For those who know me, I'll preface this post by saying I'm not bitter because I have to go to school today.
When I woke up, I was reminded why today is significant as soon as I turned the computer on and saw the Yahoo! banner at the top of the page. It's nice to have a day on which we can take some time to honor not only one man, but also struggles of minorities who have worked to break the chains of inequality. Honestly, if it weren't for people like MLK, I probably wouldn't be married to Rachel today.
Since my district has chosen to have today serve as a make-up day for days lost to inclement weather, I stopped to consider what message it sends to kids — if anything at all. I realize most of the students I have probably wouldn't have done anything today anyway, except sleep in late and not even give a thought about MLK or any of today's significant meanings.
Does taking the day off away from us say, "We don't care about black people" or "We don't respect people from other races or cultures." Both are bold statements, and they are only my ponderings. I don't think anyone said that nor do I think any of my administrators really would think that. I just wonder if there aren't underlying or subconsciousness thinking that would lead people to not think twice about using MLK Day as a snow make-up day.
Maybe I'm making to much of it, but I already struggle with backward thinking when it comes to some sheltered students — as do many foreign language teachers. How can we teach our kids to respect other cultures and other types of peoples? I try in the classroom, but what does the culture around us do to do that? It's something to think about.
I better go for now, but I was just thinking about this. What are your thoughts?

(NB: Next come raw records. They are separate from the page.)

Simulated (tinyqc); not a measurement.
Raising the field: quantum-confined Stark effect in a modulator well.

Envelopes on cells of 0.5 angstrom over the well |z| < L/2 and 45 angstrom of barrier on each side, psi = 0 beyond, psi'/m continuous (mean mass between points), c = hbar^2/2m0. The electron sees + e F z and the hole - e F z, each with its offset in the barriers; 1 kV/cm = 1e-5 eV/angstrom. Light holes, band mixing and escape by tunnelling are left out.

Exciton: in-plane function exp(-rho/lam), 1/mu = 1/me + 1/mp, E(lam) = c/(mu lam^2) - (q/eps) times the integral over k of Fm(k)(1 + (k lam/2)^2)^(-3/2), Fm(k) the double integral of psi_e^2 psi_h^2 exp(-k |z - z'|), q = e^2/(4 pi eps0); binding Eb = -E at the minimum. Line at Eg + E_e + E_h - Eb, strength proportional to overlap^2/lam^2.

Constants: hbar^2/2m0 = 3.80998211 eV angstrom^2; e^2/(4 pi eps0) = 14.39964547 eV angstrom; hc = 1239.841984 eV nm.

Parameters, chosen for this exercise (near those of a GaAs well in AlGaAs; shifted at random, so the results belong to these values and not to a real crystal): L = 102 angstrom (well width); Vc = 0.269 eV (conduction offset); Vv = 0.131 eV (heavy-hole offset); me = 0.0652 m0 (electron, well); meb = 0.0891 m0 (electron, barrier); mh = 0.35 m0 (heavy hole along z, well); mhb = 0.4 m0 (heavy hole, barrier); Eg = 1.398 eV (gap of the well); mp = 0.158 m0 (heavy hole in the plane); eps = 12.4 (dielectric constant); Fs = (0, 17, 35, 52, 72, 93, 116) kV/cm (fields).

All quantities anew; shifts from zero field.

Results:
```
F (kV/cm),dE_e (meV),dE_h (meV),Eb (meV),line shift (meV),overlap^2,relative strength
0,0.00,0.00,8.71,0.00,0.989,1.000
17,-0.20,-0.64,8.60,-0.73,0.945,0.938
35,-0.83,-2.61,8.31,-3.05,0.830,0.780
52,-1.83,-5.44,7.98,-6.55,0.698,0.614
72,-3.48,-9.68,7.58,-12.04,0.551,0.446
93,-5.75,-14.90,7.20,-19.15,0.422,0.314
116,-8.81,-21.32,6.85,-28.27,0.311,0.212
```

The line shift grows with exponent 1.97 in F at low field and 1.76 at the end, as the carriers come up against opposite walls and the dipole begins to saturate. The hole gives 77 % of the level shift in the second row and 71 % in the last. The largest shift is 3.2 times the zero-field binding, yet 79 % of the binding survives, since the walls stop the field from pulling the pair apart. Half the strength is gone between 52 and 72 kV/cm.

I am currently in my sixth year in education as a Spanish teacher. I have been married since 2003 to Rachel. I have a sister who is 12 years older than me and has two young sons. My parents live in the small town where I and they grew up and have been married over 40 years. I frequently visit them, and I also enjoy visiting (nearly every day on the phone) with my 82-year-old grandma who lives 10 miles east of my parents in the country.